While the numbers may look somewhat frightening, it’ll only cost 60 cents on the Blaze plan.
In reality, you’ll probably end up with more than just ten posts, and the million document reads will increase proportionately — along with your final bill for just a single page. So how do you optimize it without creating chaos with duplicate data?
One method is to use composite mapping and aggregated documents.
Master Data and Aggregate Documents
SQL databases work off a single source of truth mentality. This single source of truth mentality can be applied to noSQL by abstracting data into relational styled collections and leveraging cloud functions to create aggregates.
This structure works well for the potential final bill on scale and data integrity purposes. You write to the master collection and create cloud functions that trigger duplicate, but aggregated, documents with data models that you need for your front end’s consumption. Firebase encourages the usage of cloud functions, reflected in the pricing starting at per million calls.
While this increases the number of document writes you end up doing to your database, it’ll create savings through the massive reduction in total document reads. On balance, you’re going to end up with more document reads than writes — so it’s better to optimize for reads.
Having a master collection can help preserve your data’s integrity, as it can be used as a source of truth. This also means that if you need a specific view with certain aggregated data, you can use cloud functions to create the data model you want based on the data you already have.
This is just one of many possible ways to look at noSQL data architecture in Firebase, and it is not prescriptive. Storing data is cheap in the noSQL world, so duplicates and aggregates aren’t as big of a deal as they are in SQL.

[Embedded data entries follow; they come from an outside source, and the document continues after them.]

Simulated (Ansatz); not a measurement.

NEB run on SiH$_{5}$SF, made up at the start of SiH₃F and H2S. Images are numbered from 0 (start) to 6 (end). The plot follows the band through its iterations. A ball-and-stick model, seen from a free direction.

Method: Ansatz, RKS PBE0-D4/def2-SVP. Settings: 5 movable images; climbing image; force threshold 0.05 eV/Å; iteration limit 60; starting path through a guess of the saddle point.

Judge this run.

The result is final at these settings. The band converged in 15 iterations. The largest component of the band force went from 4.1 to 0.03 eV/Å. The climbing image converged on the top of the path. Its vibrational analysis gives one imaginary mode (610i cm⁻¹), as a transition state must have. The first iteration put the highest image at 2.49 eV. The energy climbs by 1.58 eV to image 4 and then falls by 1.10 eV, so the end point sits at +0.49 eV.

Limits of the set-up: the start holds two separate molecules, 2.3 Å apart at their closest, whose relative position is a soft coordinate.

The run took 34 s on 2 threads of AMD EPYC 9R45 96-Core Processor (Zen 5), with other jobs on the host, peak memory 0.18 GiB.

The best kind of data architecture is one that satisfies your immediate needs with the ability to pivot without breaking in major ways. Over abstraction is as bad as an unplanned database. The perk of noSQL is its fluidity but fluidity is also the database’s kryptonite when there’s no clear or enforced structure for larger and enterprise-sized data requirements.
For small applications with low traffic, you could get away with just creating collections and documents that contains data the way you need it. It won’t break your bank account. But it’s still good practice to get into the habit of thinking about data and how you might use it in the future.
Thank you for reading. ❤